By Ann Saphir
(Reuters) -Minneapolis Federal Reserve Bank President Neel Kashkari said on Monday that given the surprising resilience of the U.S. economy, the Fed probably needs to raise borrowing rates further and keep them high for some time to bring inflation back down to 2%.
“If the economy is fundamentally much stronger than we realized, on the margin, that would tell me rates probably have to go a little bit higher, and then be held higher for longer to cool things off,” he said at an event at the Wharton School of Business, a recording of which was made available late on Monday.
The Fed last week held its policy rate steady in a range of 5.25%-5.50%, but signaled it is likely not yet done raising rates, with one more interest-rate hike by the end of the year seen as likely appropriate by the majority of Fed policymakers.
“I’m one of those folks,” said Kashkari, who is considered one of the Fed’s more hawkish policymakers.
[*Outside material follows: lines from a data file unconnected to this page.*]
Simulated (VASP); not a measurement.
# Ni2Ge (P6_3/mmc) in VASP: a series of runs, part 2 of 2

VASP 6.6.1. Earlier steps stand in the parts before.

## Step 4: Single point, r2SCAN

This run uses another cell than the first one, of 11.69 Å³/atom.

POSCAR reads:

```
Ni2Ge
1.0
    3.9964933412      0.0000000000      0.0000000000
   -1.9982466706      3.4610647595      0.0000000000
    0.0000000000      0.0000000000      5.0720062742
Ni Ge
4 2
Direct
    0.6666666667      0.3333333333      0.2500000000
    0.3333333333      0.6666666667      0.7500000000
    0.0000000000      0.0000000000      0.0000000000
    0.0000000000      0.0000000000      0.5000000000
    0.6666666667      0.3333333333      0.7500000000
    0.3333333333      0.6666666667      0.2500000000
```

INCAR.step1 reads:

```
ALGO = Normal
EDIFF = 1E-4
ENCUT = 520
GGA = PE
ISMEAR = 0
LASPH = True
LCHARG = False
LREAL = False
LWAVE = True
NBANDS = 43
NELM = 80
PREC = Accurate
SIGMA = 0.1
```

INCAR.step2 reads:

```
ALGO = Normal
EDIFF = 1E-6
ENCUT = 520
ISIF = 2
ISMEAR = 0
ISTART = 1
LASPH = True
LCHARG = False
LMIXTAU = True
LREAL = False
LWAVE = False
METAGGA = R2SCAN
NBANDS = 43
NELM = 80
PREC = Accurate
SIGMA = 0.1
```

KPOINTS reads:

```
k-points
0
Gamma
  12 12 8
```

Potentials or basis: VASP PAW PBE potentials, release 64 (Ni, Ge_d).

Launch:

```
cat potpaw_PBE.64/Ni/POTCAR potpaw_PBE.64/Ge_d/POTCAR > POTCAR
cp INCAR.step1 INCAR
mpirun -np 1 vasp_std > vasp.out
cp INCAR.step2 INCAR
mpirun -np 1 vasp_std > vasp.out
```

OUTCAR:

U.S. central bankers also indicated they are likely to keep rates high longer than earlier thought, with less than half expecting to cut rates to below 5% next year, and one indicating the policy rate ought to end 2024 above 6%.
Kashkari said that if inflation cools next year as expected, the Fed will need to cut rates to keep policy from tightening too much. But he also said he has been surprised by how well consumer spending has held up despite the Fed’s rate hikes so far.
“Everybody on the Federal Open Market Committee is committed” to bringing inflation back down to the Fed’s 2% target, he said. Inflation by the Fed’s preferred measure was 3.3% in July.